One of the objectives of Prime Minister Juha Sipilä’s Government is to make Finland a pioneer in cleantech. In its audit, the National Audit Office assessed how well the policy objectives set for cleantech acquisitions have been achieved and how the related procurement process could be further developed. So far, the policy objectives have not yet been achieved.
Over the recent years, Finland has invested heavily in bioeconomy and clean technology, i.e. cleantech. One of the objectives of the Strategic Programme of Prime Minister Juha Sipilä’s Government is to make Finland a pioneer in the bioeconomy, a circular economy and cleantech. In the Government Programme, a total of more than EUR 300 million was allocated to the priority area ‘Bioeconomy and clean solutions’ between 2016 and 2018.
The Government aims is to promote this policy objective by creating markets for sustainable cleantech solutions through public procurements. Public procurements could have considerable impacts as the value of public procurement in Finland totals around EUR 35 billion each year, which accounts for approximately 17% of the GDP. For this reason, the National Audit Office has found it important to assess how well the policy objectives set for cleantech acquisitions have been achieved and how the related procurement process could be further developed.
According to the findings of the NAOF, so far, the Government has not yet been successful in creating any significant market opportunities, and the objectives set out in the Government Programme have not yet been achieved. Achievement of the common objectives is challenging because the responsibility for the development of procurement activities is dispersed to a number of actors across public administration. The majority of cleantech acquisitions are made by municipalities, which operate relatively independently of the state. At the central government level, cleantech acquisitions are also dispersed to a number of different ministries.

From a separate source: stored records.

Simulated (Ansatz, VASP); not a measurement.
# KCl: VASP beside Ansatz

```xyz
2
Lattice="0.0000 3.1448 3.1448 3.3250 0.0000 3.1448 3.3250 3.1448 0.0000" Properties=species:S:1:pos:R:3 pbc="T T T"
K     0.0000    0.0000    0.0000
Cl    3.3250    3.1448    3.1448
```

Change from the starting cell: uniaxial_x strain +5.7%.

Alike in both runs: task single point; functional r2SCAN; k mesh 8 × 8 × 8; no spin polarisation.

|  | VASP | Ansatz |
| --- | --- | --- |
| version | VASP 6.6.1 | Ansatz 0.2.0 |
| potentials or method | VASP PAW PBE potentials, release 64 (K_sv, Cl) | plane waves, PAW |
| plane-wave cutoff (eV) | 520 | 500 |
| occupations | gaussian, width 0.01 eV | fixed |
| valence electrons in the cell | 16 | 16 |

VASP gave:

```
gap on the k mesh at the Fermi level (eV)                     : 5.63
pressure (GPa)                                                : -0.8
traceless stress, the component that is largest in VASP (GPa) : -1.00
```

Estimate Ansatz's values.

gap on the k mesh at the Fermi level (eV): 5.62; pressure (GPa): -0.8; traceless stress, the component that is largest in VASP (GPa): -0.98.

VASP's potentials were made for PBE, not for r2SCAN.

The commitment of different central and local government actors to the common objectives could be improved with a national procurement strategy and concrete long-term environmental objectives, which should be systematically monitored. In the same connection, coordination between different administrative branches and competence and practices of procurement units in the area of cleantech acquisitions should be enhanced.
The audit findings will be reported in two parts.
The audit report ‘State as a promoter of cleantech acquisitions – Implementation of cleantech procurements’ examines the development of procurement activities through case studies on individual procurement processes and organisations.
The report ‘State as a promoter of cleantech acquisitions – Implementation of cleantech procurements in public administration’ assesses the achievement of the policy objectives set for cleantech acquisitions, as well as the related environmental objectives.